Identity With A Chance Of Imperfection
July 2, 2022 - August 5, 2022
Opening: Saturday 2nd of July 2022 4PM - 6PM
The human body is central to how we understand facets of identity such as gender, sexuality, race, and ethnicity. People alter their bodies, hair, and clothing to align with or rebel against social conventions and to express messages to others around them. Many artists explore these themes through representations of the body and by using their own bodies in their creative process.
Alluring, flirtatious, vibrant, and demure the beautiful women of Sally K’s paintings emerge through crowns of fauna and playful brushstrokes Her style merges characteristics of abstract expressionism with realism and portrait painting to convey the complexity, as she describes, of the “sensuality, independence, and confidence you see in strong women.”
Erin Hammond Caswell alternates layers of pencil, charcoal, and acrylic, combining an active interest in the female body with experiments in color and shading. Hammond predominantly works directly on wood, allowing the textures to puncture her surfaces. Her artworks on canvas exhibit a softer rendering of her subjects. Her background in both film and fashion allows Hammond to use the unfinished elements of her aesthetic to explore the contemporary fascination with (im)perfection latent in those professions.

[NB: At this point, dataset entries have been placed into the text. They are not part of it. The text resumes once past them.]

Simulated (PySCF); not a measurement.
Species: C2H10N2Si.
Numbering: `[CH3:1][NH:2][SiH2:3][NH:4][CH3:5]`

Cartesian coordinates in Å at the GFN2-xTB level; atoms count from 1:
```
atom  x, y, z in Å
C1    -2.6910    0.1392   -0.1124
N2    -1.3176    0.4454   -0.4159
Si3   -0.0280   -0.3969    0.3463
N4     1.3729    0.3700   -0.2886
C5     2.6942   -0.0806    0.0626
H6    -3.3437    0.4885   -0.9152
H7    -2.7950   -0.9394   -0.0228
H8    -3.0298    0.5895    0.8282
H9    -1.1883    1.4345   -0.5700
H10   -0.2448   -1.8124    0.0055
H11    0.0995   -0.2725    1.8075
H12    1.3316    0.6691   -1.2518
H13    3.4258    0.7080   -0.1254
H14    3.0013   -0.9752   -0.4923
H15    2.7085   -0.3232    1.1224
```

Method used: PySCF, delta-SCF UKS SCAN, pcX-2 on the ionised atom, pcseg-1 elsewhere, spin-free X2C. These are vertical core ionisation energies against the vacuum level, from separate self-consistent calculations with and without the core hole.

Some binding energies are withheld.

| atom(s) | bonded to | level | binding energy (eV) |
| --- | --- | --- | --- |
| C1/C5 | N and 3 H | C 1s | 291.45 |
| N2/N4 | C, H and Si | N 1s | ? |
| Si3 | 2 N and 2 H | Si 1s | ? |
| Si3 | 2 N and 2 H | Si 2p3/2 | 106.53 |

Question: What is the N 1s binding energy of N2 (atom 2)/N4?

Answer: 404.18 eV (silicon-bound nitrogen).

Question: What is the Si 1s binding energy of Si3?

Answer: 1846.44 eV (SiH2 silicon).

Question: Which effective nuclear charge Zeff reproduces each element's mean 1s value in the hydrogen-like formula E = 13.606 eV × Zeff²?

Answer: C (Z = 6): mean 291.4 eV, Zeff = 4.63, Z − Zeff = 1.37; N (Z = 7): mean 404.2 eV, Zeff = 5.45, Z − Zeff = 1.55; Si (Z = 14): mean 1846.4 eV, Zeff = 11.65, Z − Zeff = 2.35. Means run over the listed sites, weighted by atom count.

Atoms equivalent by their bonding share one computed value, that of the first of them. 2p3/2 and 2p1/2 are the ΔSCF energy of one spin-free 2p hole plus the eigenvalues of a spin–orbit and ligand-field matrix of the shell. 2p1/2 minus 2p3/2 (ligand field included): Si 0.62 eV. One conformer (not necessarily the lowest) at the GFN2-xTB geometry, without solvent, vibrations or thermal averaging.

Combining her love for abstract art and the act of finding beauty in everyday life, local artist Courtney Simone creates cheerfully inspired abstract figurative artworks. Within her work, she walks the line between relatable day-to-day scenes and the fantastical. Her intuitive mark-makings and stylistic distortion of her female subjects marry the concepts of familiar comfort and discovery.
Citing Andy Warhol, Willem de Kooning, and Egon Schiele as influences, Hilary Bond creates bold depictions of strong women. Through these images of women, Bond explores contemporary femininity as well as the concept of the artists’ “muse” and how it relates to female identity.
Blurring the distinction between figure and ground, Swiss artist Edith Konrad’s spectral forms inhabit dark and muted abstract environments punctuated by vivid bursts of color. In combinations of acrylic on canvas, mixed media, and collage, she studies line, color, texture, and the qualities of acrylic itself. In some works, traditional mark-making and color field painting techniques are evident, while in others Konrad references the visceral immediacy of cave painting and painting on stone. Her scenes are frequently obscured by layers of paint.
Martina Niederhauser paints depth, feeling, and beauty in her portraits of women. She seeks to share her works on canvas as a “diary written in colors” with communicative forms and conjunctive lines, expressing her life and her world. Inspired by line, Niederhauser paints on highly textured patterned backgrounds composed of vintage book pages and sheet music. The collages that make up her background enhance the aged character of old paper from all over the world.
Since the opening of Artspace Warehouse in 2010, the gallery continues to be an industry leader in affordable, museum-quality artworks making collecting art accessible and budget-friendly. With one gallery in Zurich and two galleries in Los Angeles, Artspace Warehouse specializes in guilt-free international urban, pop, graffiti, figurative, and abstract art. The expansive 5,000-square-foot space offers a large selection of emerging and established artists from all over the world.